CVOL—the Other Volatility Kid on the Block

UPDATE

CVOL was shutdown by UBS in May of 2016.  It never achieved enough assets for it to be a viable competitor

 

 


CVOL’s  stated goal is to “produce returns that are correlated to the CBOE Volatility Index (the “VIX Index”). ”   So far no one has figured out a way to offer a direct investment in the VIX Index, so volatility traders must be content with proxies.

 

CVOL’s  competitor, Barclays’ VXX also tries to correlate with the VIX, but consistently fails, both in magnitude and its steady erosion in value due to contango.   In order to avoid some of VXX’s weaknesses CVOL uses longer dated volatility futures (third and forth month instead of first and second), adds a short position in the S&P500, and uses leverage.   This witches brew is spelled out with equations in Citigroup’s CVOL pricing supplement / prospectus, but I don’t know if I will ever have enough motivation / coffee to drag myself through those.

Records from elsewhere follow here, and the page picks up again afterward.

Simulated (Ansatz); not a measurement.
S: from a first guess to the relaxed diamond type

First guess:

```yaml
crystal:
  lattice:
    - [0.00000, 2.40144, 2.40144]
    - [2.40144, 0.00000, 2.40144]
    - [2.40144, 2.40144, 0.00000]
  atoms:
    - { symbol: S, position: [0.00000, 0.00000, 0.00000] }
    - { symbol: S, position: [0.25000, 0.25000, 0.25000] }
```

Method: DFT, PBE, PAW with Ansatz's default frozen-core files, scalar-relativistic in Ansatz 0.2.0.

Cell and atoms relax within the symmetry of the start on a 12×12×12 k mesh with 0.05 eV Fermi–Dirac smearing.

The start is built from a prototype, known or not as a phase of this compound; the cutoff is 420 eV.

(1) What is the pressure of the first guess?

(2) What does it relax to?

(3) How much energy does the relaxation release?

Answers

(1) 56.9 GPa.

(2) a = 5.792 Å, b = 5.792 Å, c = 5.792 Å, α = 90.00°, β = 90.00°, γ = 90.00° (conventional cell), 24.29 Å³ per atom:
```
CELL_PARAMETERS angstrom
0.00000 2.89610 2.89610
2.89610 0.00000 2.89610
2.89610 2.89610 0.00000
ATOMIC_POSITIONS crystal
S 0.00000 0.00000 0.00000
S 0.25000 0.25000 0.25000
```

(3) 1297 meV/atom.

In any event, the proof is in the pudding, so below are the percentage results for CVOL compared to VXX and VIX, using its first day of trading, November 15th as the basis.   Very few shares of CVOL were traded during the week so regular stock charts are mostly useless.   I captured four snapshots of  the market during the week, plus I took the actual trade values of some of the CVOL trades and used their timestamps to lookup the corresponding VXX and VIX values.   The bid / ask spread of CVOL ranged from around .53 to 1.10 during my snapshots.  I used a value halfway between the bid/asked for the chart below.

 

CVOL vs VXX and VIX, click to enlarge

 

Last week was a good test case, because there was a lot of volatility in volatility.  The VIX popped over +17% on Tuesday and CVOL delivered a very respectable +15% value, while VXX demonstrated its usual lethargic behavior with an 8% jump.   The last two data points were on Friday, and show CVOL out performing the VIX—something I wonder if VXX has ever done.   On Monday we will see if this performance was due to the typical Friday sag in VIX (due to option traders compensating for time decay during the weekend), or over-leverage in the CVOL machinery.

VXX has proved to be an abysmal long term performer , so the only believable reason for its multi-million share daily volume is traders trying to speculate on / hedge short term volatility and the associated market declines.

If tracking the VIX over the short term is your goal CVOL is a better choice.